[Dshield] Help: DNS (53)

Chris Brenton cbrenton at chrisbrenton.org
Thu Jan 1 16:13:16 GMT 2004

On Thu, 2004-01-01 at 08:43, Tod D. Ihde wrote:
>  >>> Correct me if I'm wrong but the only connects that I need to accept
>  >>> would be UDP to 53 from root servers. Right?
>  >
>  >
>  >Correct. In fact, so long as you are keeping state, you only need to
>  >accept ESTABLISHED 53/UDP.
> False. You need to accept UDP to 53 from any in-bailiwick ( 
> "authoritative") server.

DOOH! That's what I get for replying when I'm in a hurry. I saw "root"
and read it as "authoritative". You are absolutely right.

Still, so long as he's permitting outbound 53/UDP and letting back in
only replies, he'll be cool.

> Also, there is no such thing as an "ESTABLISHED" UDP session/packet/etc. 

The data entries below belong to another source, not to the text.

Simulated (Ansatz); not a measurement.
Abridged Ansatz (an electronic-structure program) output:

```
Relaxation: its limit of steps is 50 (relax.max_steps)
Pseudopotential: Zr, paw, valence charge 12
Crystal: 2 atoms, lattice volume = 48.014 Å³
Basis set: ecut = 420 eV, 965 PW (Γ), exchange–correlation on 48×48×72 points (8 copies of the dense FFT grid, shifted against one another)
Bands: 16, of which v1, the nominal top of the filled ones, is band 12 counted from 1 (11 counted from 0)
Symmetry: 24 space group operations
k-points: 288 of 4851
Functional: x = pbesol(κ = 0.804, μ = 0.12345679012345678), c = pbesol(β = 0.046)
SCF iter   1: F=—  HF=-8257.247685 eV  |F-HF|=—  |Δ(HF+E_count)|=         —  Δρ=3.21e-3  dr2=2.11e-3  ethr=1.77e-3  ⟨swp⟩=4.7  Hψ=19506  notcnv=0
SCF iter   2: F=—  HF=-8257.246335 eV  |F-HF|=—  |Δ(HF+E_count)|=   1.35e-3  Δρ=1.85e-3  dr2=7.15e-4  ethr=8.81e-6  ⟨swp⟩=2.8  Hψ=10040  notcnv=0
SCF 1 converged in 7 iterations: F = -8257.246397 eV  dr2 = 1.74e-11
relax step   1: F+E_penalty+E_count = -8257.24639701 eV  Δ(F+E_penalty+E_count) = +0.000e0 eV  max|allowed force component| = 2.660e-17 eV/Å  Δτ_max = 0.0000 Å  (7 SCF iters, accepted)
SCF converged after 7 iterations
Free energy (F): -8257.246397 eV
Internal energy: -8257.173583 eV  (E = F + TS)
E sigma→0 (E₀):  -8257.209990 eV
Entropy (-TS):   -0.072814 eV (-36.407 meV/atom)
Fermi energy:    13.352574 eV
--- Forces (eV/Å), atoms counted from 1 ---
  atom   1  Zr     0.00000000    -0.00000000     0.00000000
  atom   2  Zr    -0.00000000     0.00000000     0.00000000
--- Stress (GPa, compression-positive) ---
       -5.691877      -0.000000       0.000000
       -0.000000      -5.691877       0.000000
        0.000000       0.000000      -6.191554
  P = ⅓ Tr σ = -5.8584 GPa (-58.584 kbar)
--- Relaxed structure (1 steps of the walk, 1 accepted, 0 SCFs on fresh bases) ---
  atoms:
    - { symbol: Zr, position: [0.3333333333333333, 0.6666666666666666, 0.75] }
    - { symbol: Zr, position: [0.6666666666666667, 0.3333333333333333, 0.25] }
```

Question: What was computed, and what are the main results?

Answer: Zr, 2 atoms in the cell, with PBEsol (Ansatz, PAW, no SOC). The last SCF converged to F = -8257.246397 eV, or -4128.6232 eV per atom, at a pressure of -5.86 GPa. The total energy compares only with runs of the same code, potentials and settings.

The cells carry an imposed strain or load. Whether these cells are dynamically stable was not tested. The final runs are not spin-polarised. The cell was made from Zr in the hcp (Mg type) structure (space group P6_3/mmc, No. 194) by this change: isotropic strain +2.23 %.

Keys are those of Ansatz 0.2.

He's using iptables (that was the log format he submitted). The
"ESTABLISHED" case sensitive keyword (which is why I had it all in caps,
I was not yelling ;) is used to let in replies regardless of whether its
TCP, UDP, ICMP, etc.

>  >>> Dec 31 11:30:31 mail2 kernel: Firewall: IN=eth1 OUT=
>  >>> MAC=00:09:5b:22:29:d1:00:06:25:e4:ed:a3:08:00 SRC=
>  >>> DST= LEN=73 TOS=0x00 PREC=0x00 TTL=52 ID=31495 PROTO=UDP
>  >>> SPT=51861 DPT=53 LEN=53
>  >
>  >
>  >Sounds like you spend a lot of time on the MS site then. ;-)
>  >
>  >Looks to me like a load balancer. Check your logs and see if you do a
>  >query for a host within microsoft.com, msn.com, hotmail.com, etc. just
>  >prior to this packet. I'm guessing you'll find an entry. The concept is
>  >they connect to the name server making the query and measure round trip
>  >time.
> Load balancing? Looks like a normal DNS packet to me, until I see an 
> actual dump of the payload.

The clue is he specified this is a _caching server_ only. Caching only
implies no public NS record entry, which means people will not be making
legitimate queries to this system from the Internet. So the choices are
"port scanning" or "load balancer". Since its just this one host and one
target port, port scanning is unlikely. That and is known
to be one of MS's load balancers. 

Check the dshield database. I'm guessing there are probably a few people
that have not yet figured out this IP is a load balancer and reported it
as potentially hostile. You'll probably find lots of port UDP/53 target

>  >I drop them. Yes it breaks their load balancing and you could end up
>  >connecting to a non-optimal server. You are far more secure however not
>  >opening up access to UDP/53.
> Again, doesn't look like load balancing. I suggest you read up a little 
> on how DNS works (at the datagram level).

LOL! I've been working with Bind for about 10 years. I think I have a
handle on it. ;-)

>  The only thing you're doing is 
> causing your DNS server to work harder, use more bandwidth, and place 
> more of a load on external DNS servers if you're dropping DNS packets. 

Huh? Please explain how dropping load balancer traffic to a cache server
is going to bring down the Internet and cause dogs and cats to start
sleeping together. It might delay the reply, and even cause him to be
sent to a non-optimal server (as mentioned above), but that's about it.

>  >Older versions of Bind and MS DNS use a fixed source port of 53. As of
>  >Bind 8 or so, the source port is an upper port number. So I would focus
>  >more on the target port rather than the source port. That or do full
>  >payload verification. :)
> Source port doesn't matter for filtering (for DNS)

Actually, they can be helpful. There are fingerprint and version
enumeration tools that use a fixed source port of 80. Limit the source
port to 53 and >1023 and you break these tools. So limiting source ports
can be helpful, but IMHO in this case they are not really worth it as
we're talking a small number of tools.